GWC: Well first of all, I've got two brothers-in-law and a nephew who are unemployed, and we've never had any unemployment in my family. So I know it personally, and I know it conceptually. I studied economics of course at the graduate level at Oxford, I taught economics at West Point, I am in business, so I understand theory of the firm from being on a number of boards of directors and in this economy struggling, I was an investment banker, I passed my Series 62 exam last year to do M&A activities with an investment bank in Arkansas, which I subsequently left. So I've got some practical hands-on experience in the economy as well as having some academic background on it and look, I mean, this economy is in trouble right now. You're in a structural situation that we've not been in before, which is the export of jobs. And every business that I know of is busy outsourcing, and they're not outsourcing from the east coast to Arkansas, they're outsourcing to other countries. Poland, Bulgaria -- not Mexico, they're going beyond Mexico -- it's India and China. They're looking for the lowest cost, not only manufacturing, but in many cases I.T. services. And this is a problem that we're going to have to face. This is not going to be cured by the business cycle alone, so what we're going to have to do is we're going to have to have more programs, too, things like employment tax credits, we're going to have to do things that will help small firms, where the bulk of the employment is created in this country, we're going to have help small firms raise equity, because the collapse of the IPO markets and venture capital over the last three years have just knocked the legs out from under small start-up firms that are trying to raise the money they need to survive. So there are a number of measures here.
NPR: We talk a fair amount about this on the program, we in fact did a series on it last week and listened to a lot of people raising serious questions about free trade, people who are perhaps in the textile industry in North Carolina saying, "Free trade has decimated our town, our county." I mean are you willing to wind things back far enough to say, "If free trade's not working, maybe we should take a second look at it?"

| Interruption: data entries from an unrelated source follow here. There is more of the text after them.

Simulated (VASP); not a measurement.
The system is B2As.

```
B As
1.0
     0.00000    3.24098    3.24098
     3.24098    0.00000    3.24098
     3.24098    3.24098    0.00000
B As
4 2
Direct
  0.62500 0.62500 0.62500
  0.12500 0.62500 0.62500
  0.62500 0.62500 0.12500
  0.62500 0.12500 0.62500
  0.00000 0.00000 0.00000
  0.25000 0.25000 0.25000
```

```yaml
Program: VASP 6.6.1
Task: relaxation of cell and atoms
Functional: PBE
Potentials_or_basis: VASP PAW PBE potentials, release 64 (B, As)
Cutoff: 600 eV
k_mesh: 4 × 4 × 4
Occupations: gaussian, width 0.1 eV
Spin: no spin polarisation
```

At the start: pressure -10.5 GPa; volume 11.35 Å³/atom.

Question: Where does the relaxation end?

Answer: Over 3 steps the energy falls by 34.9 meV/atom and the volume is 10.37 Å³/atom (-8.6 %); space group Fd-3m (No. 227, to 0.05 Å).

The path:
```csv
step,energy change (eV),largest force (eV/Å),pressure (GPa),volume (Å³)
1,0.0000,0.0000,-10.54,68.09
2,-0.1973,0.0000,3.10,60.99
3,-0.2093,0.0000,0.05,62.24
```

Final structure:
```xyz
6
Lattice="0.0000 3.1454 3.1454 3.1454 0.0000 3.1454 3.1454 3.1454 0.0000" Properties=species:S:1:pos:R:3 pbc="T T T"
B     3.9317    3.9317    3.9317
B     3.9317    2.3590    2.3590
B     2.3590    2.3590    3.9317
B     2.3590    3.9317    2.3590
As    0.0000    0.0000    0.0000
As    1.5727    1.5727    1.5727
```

GWC: Well I think you've got to have FAIR trade, not free trade. So I think the first thing you've got to have is you've got to make sure that when you're willing to open up your markets that you're helping workers in other countries achieve the kind of labor and environmental benefits that people in this country achieve. You've got to have a program to do it and you've got to move systematically. We knew with NAFTA that there would be adjustments required, but in my experience we haven't funded and operated those adjustment mechanisms in the right way to protect textile workers on the East Coast and the Carolinas, or the garment workers that are manufacturing clothing let's say in Mississippi, and I've talked to a lot of people whose parents, whose mothers were there as seamstresses, in places, and lost their jobs and there is no other job. So we've got to really pay attention to the transformation of the economy when we -- free trade is not "free" in terms of its benefit to the economy. There's always the assumption that well, you're going to get comparative advantage, you're going to lower the cost, that's in everybody's net benefit. It is, in the long-term, but you've got to have the right kind of support structure in place for the individual human beings who are affected by the transformation so they can find other meaningful work. You know, this country has a law in place, it's called the Full Employment Act of 1946: it's the DUTY of the country to maintain full employment in this country. It's not a luxury, it's a duty.